Visa red tape ‘is damaging London’s economic recovery’
THE visa system for foreign workers threatens to put a brake on the economic recovery in London.
Stringent rules and the cap on numbers is stopping firms from bringing in the skilled workers they need, the London Chamber of Commerce & Industry said today.
According to the LCCI’s research, migrant workers make a key contribution to London’s economic success, filling the skills gap in the domestic labour market.
It also found that overseas workers are particularly important to London’s burgeoning tech sector due to a short supply of UK applicants with the required skills or experience.
The chamber today said the Government needs to simplify the rules for work visas or risk threatening the growth of the capital’s economy.

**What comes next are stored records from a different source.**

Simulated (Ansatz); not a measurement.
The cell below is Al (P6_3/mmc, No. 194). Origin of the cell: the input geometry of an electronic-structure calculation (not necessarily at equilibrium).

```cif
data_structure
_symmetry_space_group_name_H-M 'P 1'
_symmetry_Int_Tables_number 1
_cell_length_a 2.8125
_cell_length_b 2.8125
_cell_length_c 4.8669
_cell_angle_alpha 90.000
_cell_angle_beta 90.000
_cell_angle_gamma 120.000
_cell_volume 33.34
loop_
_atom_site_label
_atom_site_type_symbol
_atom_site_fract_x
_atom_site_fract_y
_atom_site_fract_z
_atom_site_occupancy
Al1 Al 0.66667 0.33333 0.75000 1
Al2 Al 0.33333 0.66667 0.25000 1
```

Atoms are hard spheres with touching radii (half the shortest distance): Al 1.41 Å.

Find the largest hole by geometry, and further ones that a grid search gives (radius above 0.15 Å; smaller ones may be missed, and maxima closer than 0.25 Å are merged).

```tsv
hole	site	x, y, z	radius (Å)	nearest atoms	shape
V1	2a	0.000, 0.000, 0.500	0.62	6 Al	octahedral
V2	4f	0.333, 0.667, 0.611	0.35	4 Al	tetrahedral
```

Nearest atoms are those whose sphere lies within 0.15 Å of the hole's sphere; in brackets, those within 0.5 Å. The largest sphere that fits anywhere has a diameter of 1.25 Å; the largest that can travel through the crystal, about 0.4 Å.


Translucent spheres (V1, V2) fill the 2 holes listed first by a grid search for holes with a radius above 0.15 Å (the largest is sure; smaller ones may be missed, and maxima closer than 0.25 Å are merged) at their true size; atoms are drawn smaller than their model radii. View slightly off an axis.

Its research shows that for the last three quarters, more than half of London’s businesses looking to recruit workers struggled to find the skilled staff they needed from the UK.
It also found that recruitment of workers from outside the European Economic Area is particularly difficult due to frequent changes in immigration law, the strict nature of the rules and the cost and duration of the process.
Colin Stanbridge, chief executive of the LCCI, said: “Businesses are being tied up in red tape trying to navigate the complex immigration system. It is also hugely costly to bring in staff with the right skills. Smaller firms in particular are unfairly penalised.
“Government must make it easier for businesses to recruit skilled staff from overseas. London firms aren’t trying to flood the market with overseas talent, they are simply to fill skilled jobs with skilled candidates.”
NEW research for the London Chamber of Commerce and Industry highlights some of the problems created by the visa system for recruiting workers from outside the European Economic Area. London businesses told the LCCI that the visa regime is restrictive to the point where it is actually putting a brake on economic recovery. The regime is time-consuming and expensive, which is particularly burdensome for smaller businesses, and especially for tech companies.
The organisation is right to point out that firms should, and mostly do, only recruit staff from outside the UK when it is not possible to find workers here with the appropriate skills; EU workers meanwhile do not require visas. Plainly the longterm solution is to increase the employability of the home workforce by equipping them with the qualifications firms need. But businesses cannot wait: the visa regime needs to be simplified and speeded up to make it easier to recruit workers to fill the gap. London’s success depends on them.